3 Questions To Ask When You're Considering Prep Schools

From preschool on, all levels of school are important for your child's success. However, one of the most important is the school they attend just before they should be going off to college. Prep schools, short for preparatory schools, are designed to get students ready for college and to succeed there. To sort out the best prep schools from the more average ones and get your child the best education possible, be sure to ask these important questions when you're looking at schools.

How Do Students Perform On The SAT and ACT?
These standardized tests are used across the country as barometers for who universities will and won't accept. Students will take the ACT in their junior year and the SAT in their senior year. Both measure their knowledge in math, reading, and writing, and the ACT tests for proficiency in science as well. When you ask about the performance of the students at the school, you'll have to know the score averages for the tests to properly gauge if those scores are good enough. Across all schools in the United States, the average SAT score is 1060 and in private schools across the country it is about 1235.

What Universities Have Graduates Attended?
As the entire purpose of scoping out the best prep schools is to ensure that your child gets into a good college, this question is essential. The administration will likely have a list of four-year colleges attended by graduates at the ready, and you'll want to take a look at that so that you know the kind of schools your child could be a candidate for. With this question, you should also ask how many students have graduated from college after attending the prep school, to ensure that the school not only gets students into college but gives them the skills to succeed there.

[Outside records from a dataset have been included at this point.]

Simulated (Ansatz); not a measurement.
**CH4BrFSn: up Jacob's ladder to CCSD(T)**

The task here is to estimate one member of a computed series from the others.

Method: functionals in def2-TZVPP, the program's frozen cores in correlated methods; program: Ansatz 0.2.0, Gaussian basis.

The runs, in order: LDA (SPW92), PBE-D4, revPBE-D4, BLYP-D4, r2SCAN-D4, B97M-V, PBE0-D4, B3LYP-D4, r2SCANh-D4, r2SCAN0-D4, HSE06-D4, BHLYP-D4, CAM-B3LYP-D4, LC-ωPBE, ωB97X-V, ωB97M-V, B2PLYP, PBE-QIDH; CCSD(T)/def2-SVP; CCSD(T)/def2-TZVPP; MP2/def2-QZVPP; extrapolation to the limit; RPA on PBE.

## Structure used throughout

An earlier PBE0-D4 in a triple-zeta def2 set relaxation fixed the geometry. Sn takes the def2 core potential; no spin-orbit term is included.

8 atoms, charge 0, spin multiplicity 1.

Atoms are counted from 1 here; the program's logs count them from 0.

What Support Does The School Provide For Moving Onto College?
Making sure the students succeed in college comes from a certain kind of support. The best prep schools will strike a good balance of providing a plethora of programs to support students, but not so many that they are holding the hands of the students the entire time. Students going into college will have to make many decisions on their own, but they'll be ill-equipped for that if they've had their prep school to do that for them.

Searching for your child's perfect school can be intimidating, but just remember that you always know what's best for them. Be prepared with questions, know what you want, and let your parental instinct lead in the end.